Pricing for Painted Versus Stained Cabinet Finish
Painting involves additional steps, and can cost more than staining. October 27, 2009
I recently was asked to bid on a kitchen with painted cabinets. I've done numerous stained jobs before but have no experience with paint in either pricing or product. Any help would be much appreciated.
From contributor K:
Why not get an estimate from a painter as to how much they would do it for, and use that estimate as a starting place? If you don't know how to paint I would strongly suggest subbing it out anyhow. Painting is a PITA with no experience.
From contributor P:
Hand brushed or sprayed? Inside or just the faces? Oil or latex? Sorry forget to ask - do you have the proper equipment to spray or the ability to brush? Or do they just want paint and donít care what it looks like?
From contributor S:
We finish our cabinets in-house. I used to pass on the painting, but now I do it for the obvious reason of trying to stay busy. The cost to paint seems about the same as stained cabinets. The paint grade materials are cheaper, but painting is more time consuming. One thing to watch out for is the scuff sand paper or pads. If you scuff stain grade cabinets with paper that was used on painted cabinets you may not notice until the next coat goes on, then you are screwed.
From contributor B:
I charge approximately 10% more for changing cabinets to paint grade from an economically priced stain grade specie. I don't actually use paint, I use a tinted vinyl base with a conversion varnish clear coat. If you are going to get it right, you will need to spend more time with it. Issues such as what to do with the nail holes, etc. need to be addressed. Touchups are more difficult.
From the original questioner:
Contributor K - I have not yet been able to find someone able to do a spray finish in the area that is willing to do the work. As far as interior, exterior and frameless I do have the equipment and space as I generally use precat lacquer over wiping stain using an HVLP gun.

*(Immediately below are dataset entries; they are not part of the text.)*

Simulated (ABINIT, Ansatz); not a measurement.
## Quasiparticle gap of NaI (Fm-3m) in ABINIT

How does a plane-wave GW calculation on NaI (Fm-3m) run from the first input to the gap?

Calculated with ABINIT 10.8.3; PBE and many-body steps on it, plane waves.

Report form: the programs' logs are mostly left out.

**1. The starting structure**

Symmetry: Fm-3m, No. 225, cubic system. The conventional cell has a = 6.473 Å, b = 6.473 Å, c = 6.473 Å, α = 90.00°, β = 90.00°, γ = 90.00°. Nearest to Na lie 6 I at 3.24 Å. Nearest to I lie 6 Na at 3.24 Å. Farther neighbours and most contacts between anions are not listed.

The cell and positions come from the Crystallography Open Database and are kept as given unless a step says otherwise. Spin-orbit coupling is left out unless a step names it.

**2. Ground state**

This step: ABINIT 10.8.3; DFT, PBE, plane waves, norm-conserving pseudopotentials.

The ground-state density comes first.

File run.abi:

Contributor S - I've learned to be very careful not to mix prep materials etc. I owned a body and paint shop for over ten years and much of the experience is transferable. Thank goodness for the experience! Thanks to all for the input.
From contributor B:
Oh, by the way, I definitely recommend not using outsourcing for this aspect of the job, unless you completely know and trust your vendor to do at least as good or better job than you. I never let the homeowner or contractor do their own finish or paint work on the cabinetry or millwork I supply unless they use a person or company pre-approved by me, and I have some stringent standards for approval, of which few painters pass the test. There is more than one reason for this - your reputation, your warranty, etc (unless, of course, you don't care too much about the finished appearance).
From contributor O:
I am doing quite a bit of it right now. Actually right now all my current work is painted jobs. Iím doing a beaded face frame kitchen with two different colors and then I am doing a bunch of smaller jobs that are all painted also. I use a pigmented lacquer material - lacquer based only with the paint pigment mixed in. It works great as the customer gets a paint chip they like and then I take it to my supplier and get a lacquer made in the same color. It works great for high wear areas also. I charge a 15% upgrade over staining for the darker colors and 25% for the lighter colors because it usually takes an extra coat. That percentage is just on finishing as I figure out the cabinet material in my cabinet pricing. In the end though for painted cabinets it comes out to the same price as oil based wiping stain on cherry or maple.
From contributor G:
The last cabinets I built were painted with oil-based, high-gloss enamel, with lots of light sources that provided plenty of reflections. I primed the cabinets with a matching colored primer so that a chip in the topcoat might not be as noticeable. I used maple as the customer did not want any grain showing through the paint. Oil-based paint takes a long time to dry, so cleanliness and overspray can be serious issues.
I also used a product that I'm sure you're familiar with - the putty that looks like toothpaste that fills small voids in Bondo and also fills sanding marks. I can't think of the name, but it works on primed wood the same as Bondo'd/primed steel. As contributor A alluded to, a glossy paint job will show every imperfection in your work and/or the material itself - just like a car. All stile and rail joints will eventually crack through. Your customer needs to know these things ahead of time.
All told, I would guess that I spent ten times as much time painting those cabinets as I would have had I stained them. That includes on-site painting of the boxes, elaborate crown moulding, chair rail, sanding, sanding, sanding, etc. I don't claim to be a painter, but the job turned out really nice.
From the original questioner:
Thanks for the great input everyone. I just talked to my paint sales rep about this and he mentioned that one of his other customers is upcharging $100 per running foot for uppers and the same for lowers $200/ft total)! I will probably use a tinted lacquer as I am most familiar with it, the primers, fillers, and etc. unless my rep has a suggestion for a harder finish. I prefer to pre-finish before assembly and at least there are no face frames joints to worry about cracking. I think I now have a pretty good idea what to consider in my bid and the customer is well aware of the issues with the finish etc. Somewhere in there I should find an acceptable price for both of us.
From contributor U:
Figure what you would charge for stained. Now add the cost of the paint and about 20%, for the extra work involved. People are always amazed that it costs more for painting than staining, then I explain all the extra work involved. I guess they think I'm going to drag out the roller and brushes and a can of latex wall paint.